I'm going to burn this video for our upcoming Avy II course in March. Even the 1st rescuer had an Avalung. These are great devices for extending live burial time.
When worn correctly they keep snow from plugging the mouth AND the nose if you take the time to put on the supplied nose clip. I keep my clip in the zippered intake pouch when not in use and around my neck 'til I get to possible (not just probable) avy terrain.
The most instructive part of the video is the white/black/blue/white/blue/black tumbling sequence and then the TOTAL cessation of motion when the avalanche came to a stop and turned into virtual "cement". This video is worth more than gold in an avalanche training course.
1. Obviously, with such a fast rescue, the victim's buddies watched him closely and figured where he likely stopped. This is the crucial 1st step in avy rescue.
2. Talking to the victim before they are uncovered gives them a great and needed morale boost.
3. This victim may bave been recovered rapidly not only due to good beacon useage but good probing technique.
4. The first rescuer had an easy-to-use Tracker beacon. Be sure you've PRACTICED with your beacon (with friends)several times every year before venturing into avalanche terrain.
1. NEVER carry a plastic avy shovel (as used by the first rescuer). They are not even sold any more B/C of their inability to cut through densly packed debris field snow. This victim, luckily, was near the surface. Always use an aluminum (or steel) shovel)

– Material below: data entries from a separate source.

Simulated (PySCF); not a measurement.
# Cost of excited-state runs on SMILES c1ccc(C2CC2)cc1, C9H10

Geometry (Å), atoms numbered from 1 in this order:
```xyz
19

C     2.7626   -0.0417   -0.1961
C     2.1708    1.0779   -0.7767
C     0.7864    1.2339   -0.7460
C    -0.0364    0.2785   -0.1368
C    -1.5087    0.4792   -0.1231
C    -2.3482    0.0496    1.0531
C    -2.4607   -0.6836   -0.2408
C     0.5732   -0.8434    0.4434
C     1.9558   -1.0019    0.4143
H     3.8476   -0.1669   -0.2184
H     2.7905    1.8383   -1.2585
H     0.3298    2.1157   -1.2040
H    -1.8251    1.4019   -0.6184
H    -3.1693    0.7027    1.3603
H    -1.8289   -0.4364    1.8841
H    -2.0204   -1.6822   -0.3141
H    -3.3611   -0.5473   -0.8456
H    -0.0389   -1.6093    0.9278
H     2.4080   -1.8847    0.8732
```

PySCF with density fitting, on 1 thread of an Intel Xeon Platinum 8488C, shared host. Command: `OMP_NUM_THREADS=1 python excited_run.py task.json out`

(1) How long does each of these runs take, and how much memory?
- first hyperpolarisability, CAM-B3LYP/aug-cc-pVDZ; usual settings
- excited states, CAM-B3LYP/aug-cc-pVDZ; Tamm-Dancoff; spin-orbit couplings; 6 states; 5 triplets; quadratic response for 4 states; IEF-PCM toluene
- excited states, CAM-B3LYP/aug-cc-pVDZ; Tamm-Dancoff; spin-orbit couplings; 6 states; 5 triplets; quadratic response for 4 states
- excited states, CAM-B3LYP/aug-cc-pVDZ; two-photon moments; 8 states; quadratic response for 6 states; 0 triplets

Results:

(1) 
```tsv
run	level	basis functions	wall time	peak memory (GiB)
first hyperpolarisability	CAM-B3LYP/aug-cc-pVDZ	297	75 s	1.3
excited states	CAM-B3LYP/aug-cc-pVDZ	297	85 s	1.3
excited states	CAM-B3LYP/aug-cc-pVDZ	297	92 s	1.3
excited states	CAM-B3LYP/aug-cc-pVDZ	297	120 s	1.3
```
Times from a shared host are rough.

2. The latest excavation technique was not followed. Excavation should be done in a V pattern with clockwise rotation every few minutes so the point people can go from very tiring shoveling to the somewhat easier job of paddling the snow out of the way. The victim may have physical trauma from hitting rocks, trees, etc. and the faster he/she is removed the sooner first aid can be administered.
"There are no comfortable backpacks. Some are just less uncomfortable than others."